The DJ was playing the Phil Ochs song,
"Outside of a Small Circle of Friends." He suddenly
turned up the monitor when it got to the part about "smoking
marijuana is more fun than drinking beer." I was amazed
that something like that was in a song going out over the
air.
Of course, the song is not a promotion
of drugs. It is a criticism of the apathy that drugs tend
to induce.
The song was from Pleasures
of the Harbor, one of Ochs' least political albums. The
year was 1967, and art rock was all the rage. It seemed that
every well known musician had to have an equivalent to Sergeant
Pepper, and "Pleasures" was Ochs' response.
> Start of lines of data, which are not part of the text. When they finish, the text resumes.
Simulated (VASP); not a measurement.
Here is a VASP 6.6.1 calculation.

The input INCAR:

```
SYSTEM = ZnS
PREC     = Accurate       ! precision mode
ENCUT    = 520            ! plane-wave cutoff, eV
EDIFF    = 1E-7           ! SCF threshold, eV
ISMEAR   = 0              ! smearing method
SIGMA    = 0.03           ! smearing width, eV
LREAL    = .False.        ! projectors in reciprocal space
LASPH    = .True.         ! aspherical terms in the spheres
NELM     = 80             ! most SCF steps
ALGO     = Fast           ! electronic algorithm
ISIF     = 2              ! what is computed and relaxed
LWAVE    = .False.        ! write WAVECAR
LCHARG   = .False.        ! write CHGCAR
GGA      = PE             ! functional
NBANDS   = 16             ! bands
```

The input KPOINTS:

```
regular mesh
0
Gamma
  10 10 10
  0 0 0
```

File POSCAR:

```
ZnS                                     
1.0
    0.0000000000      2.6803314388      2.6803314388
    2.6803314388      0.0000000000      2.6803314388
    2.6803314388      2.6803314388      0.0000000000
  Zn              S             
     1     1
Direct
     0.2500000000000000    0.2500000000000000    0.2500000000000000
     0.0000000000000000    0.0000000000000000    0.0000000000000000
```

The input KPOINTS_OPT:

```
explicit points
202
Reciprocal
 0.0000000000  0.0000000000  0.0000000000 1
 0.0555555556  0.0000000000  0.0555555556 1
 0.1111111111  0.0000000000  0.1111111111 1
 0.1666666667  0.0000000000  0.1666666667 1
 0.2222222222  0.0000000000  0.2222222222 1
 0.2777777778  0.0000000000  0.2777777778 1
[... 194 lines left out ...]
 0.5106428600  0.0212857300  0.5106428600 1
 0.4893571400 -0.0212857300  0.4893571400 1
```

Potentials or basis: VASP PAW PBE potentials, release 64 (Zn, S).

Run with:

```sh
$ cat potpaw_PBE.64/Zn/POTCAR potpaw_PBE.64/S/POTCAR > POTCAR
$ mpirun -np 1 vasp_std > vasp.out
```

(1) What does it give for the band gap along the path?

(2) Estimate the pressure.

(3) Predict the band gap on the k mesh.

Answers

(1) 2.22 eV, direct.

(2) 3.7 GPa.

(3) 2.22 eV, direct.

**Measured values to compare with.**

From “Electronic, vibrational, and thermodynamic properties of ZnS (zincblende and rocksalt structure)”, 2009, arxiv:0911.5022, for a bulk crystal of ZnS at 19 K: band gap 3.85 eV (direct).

I continued to follow Ochs development
up to the time of this Terkel broadcast. His most recent album
was his Greatest
Hits, a record with no actual hits.
The cover shows Ochs dressed to mimic
Elvis Presley on stage. The music draws its style from country
and early rock and roll. There is more emphasis on nostalgia
than on "progressive" politics.
Many of Ochs' New
Left comrades were less than than thrilled with his apparent
homage to middle America. Ochs explains his rationale in this
broadcast.
In the five years after this interview,
Ochs went into a personal and artistic decline. Phil Ochs
took his own life in 1976.
The
Phil Ochs lyrics page
CONTEMPT!
KPFT,
Houston, May, 1971, Studs Terkel
Studs Terkel interviews Harry
Kalven, Jr, regarding his book Contempt.
The book focuses on the contempt citations in the Chicago
Seven Trials.
The defendants were accused creating
a riot during the 1968 Democratic Party convention in Chicago.
If you weren't around back then, bear in mind that one Hoffman
is the judge and another Hoffman is one of the defendants.
Studs
Terkel hosted one of the longest running talk programs
in history, and KPFT carried it daily during this period.
The theme music on Stud's Place is "Bells" by The
Pentangle. You only hear it at the end of the two Terkel
broadcasts because I started each recording after the program
had already begun.
Almost incongruously, Terkel was followed
by a reading of The Lord of the Ring by J.
R. R. Tolkien. Although Tolkien's fiction was then in
vogue with hippies and the New Left, many of his political
ideas would not meet modern standards for political correctness.